“A Copernican revolution changed the course of 20th-century art,” writes Ken Johnson for The New York Times. “The human figure, once the center of the known artistic universe, became just another planet more and more distantly orbiting the twin stars of Abstraction and Conceptualism. Today an ability to draw live nude people is no longer the primary measure of artistic competence. It’s an elective, not a requirement.”
“You may regard this as one of the great losses of modernity or as a paradigmatic shift opening art to expansive new vistas. Those in the first camp will not be reassured by Reconfiguring the Body in American Art, 1820-2009 at the National Academy Museum. An uneven hodgepodge of paintings, drawings, sculptures and a video, the exhibition occupies the whole museum and includes some compelling works but on the whole does not make a persuasive case for a figurative revival.”
“What is striking about the exhibition as a whole is how provincial it seems. That is the fault not of its curators but of the museum’s collection, which reflects the historically conservative attitudes of its membership, especially in the 20th century. Of course, in terms of artistic culture, the United States was a pretty provincial place until the end of World War II, so it makes sense that most of the paintings and sculptures from the 19th and early 20th centuries by artists like Kenyon Cox, Kenneth Hayes Miller, Will H. Low and others resemble watered-down European academic art. You won’t find much by Modernists like Marsden Hartley, Georgia O’Keeffe or even Edward Hopper.”
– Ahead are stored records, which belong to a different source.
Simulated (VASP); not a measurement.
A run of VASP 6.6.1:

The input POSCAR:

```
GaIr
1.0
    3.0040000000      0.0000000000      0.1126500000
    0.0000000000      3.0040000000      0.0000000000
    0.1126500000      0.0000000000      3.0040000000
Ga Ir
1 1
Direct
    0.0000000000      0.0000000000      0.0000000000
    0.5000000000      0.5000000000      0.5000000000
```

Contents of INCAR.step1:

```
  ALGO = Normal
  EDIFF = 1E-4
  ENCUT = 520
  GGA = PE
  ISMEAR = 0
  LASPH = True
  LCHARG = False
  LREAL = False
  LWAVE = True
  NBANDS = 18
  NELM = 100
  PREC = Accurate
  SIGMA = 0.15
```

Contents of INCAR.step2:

“The 10 new works grouped under the title Next: The Figure Now look backward more than forward. Jenny Dubnau’s subtly photorealistic Self-Portrait With Striped Shirt (2008) has the vivid presence of an Eakins. Kehinde Wiley’s Design for a Stained Glass Window With Wildman II (2007), which pictures a black youth in jeans, a T-shirt and a flat-brimmed cap against a field of floral patterning, combines Renaissance style and Pop-inflected Social Realism.
“Is the future of the figure in video? Hard to say, but Shannon Plumb’s faux-antique film of a fashion show in which she plays all the characters with delightful comic verve is a refreshing departure from this exhibition’s mostly fusty traditionalism.